And how long does quest development take in general anyway? Developing a good quest takes time, regardless of if you use scripting or not. The database is full of scripts for those who don't want to write them themselves. There is a script requests forum for non-scripters to request scripts. There is a scripting channel in the PZC discord for script discussion. Hell, there are even basic scripts being included in 2.53 and 2.55 packaged with ZC, pre-set-up in the default quest file.

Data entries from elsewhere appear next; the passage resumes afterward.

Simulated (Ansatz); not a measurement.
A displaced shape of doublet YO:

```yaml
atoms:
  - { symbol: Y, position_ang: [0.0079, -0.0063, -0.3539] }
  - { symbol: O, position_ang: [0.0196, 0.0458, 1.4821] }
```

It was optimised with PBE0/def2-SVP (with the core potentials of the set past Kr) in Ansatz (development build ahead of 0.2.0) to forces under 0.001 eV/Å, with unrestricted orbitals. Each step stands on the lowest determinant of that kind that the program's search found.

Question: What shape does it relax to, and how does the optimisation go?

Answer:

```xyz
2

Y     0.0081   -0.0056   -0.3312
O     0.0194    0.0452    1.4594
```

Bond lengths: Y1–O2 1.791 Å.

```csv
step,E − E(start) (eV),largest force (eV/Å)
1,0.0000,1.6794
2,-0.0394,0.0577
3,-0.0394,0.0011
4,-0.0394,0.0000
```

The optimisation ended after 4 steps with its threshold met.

Personally, I learned scripting over time; I released LGA2 with minimal scripts, and they work pretty well for the quality of the quest. LGA3 I then created some more complex scripts, playing around with how to use it. Meanwhile, you can clearly see by looking at LGA3 that I can't draw tiles for shit. Making custom graphics or custom music is FAR more difficult than making custom scripts, to me. Emphasis: TO ME. I'm a computer science major, coding is my thing. (For the record it was NOT something I knew how to do much before starting ZScript; I learned ZScript before I went into proper coding classes, so I went in with very little coding experience). To draw custom tiles is one of the biggest things I struggle with. At that, a quest with AMAZING scripts would be considered bad if it had terrible graphics. "But wait, there are tilesets on the database!" you say? Well there are also scripts on the database, and music on the database. Hell, custom music isn't something I think I could even TRY to do! All of these things influence how good a quest is.
Is scripting necessary to make "sell-quality" quest? For today's fanbase you can bet your bottom dollar it is. Where would IoR be without scripting? Link and Zelda without one line of code? Rite of the Storm without Avataro's know-how? Even the modest Slipstream quest requires intense know-how of scripting. Would they be selling right now if their authors had not taken the time to learn how to script? I highly doubt it. More recently there was South by Southrule by Flynn which I though was very good but it didn't sell because it was an old NES Zelda quest that had minimal if not 0 scripting. Have a look at Mega-Man. No scripting and it flops when trying to sell to today's fanbase.
You can do plenty without scripting. Given, sometimes it is easier to do something with scripts than in the engine; or you can make something slightly smoother with a script than with the engine. Considering I know how to script pretty well, I'd much sooner script a cutscene than do it with warps, moving FFCs, and such; but you still can do those things. A quest not having scripts does not automatically make it bad; a quest having bad/outdated design makes it bad. Not many well-designed quests don't use scripting, but that doesn't mean that a well-designed quest without scripting, making full use of everything the engine has to offer without scripting, couldn't be made. The enemy editor, item editor, and FFCs can do a LOT.
At that, if we look to the FUTURE here, 2.55 only adds MORE to the engine. See the sideview ladder video in the spoiler further up; those ladders are a placed flag. No scripts. The enemy editor can make large enemies. A lot of QRs for items are now flags, so you can have them be different for different levels of an item. New features have been added, too; you can make flippers able to be cancelled by pressing dive again while diving. You can make the dive last longer, or shorter, and the cooldown before diving again can also be adjusted. This then is per-item; so you could add a level 2 flippers that lets you dive for longer, or such, which was not doable without scripts in 2.50.2. The lens has customization options relating to what it reveals; you can even make it not reveal secret combos! You could make it so the lens only reveals lens-only FFCs + lens marker flags, if you want, allowing for much stricter control, and making it a better item. Also, in both 2.53 and 2.55, the bug allowing the lens to steal properties of other items (including sfx and magic cost) was fixed.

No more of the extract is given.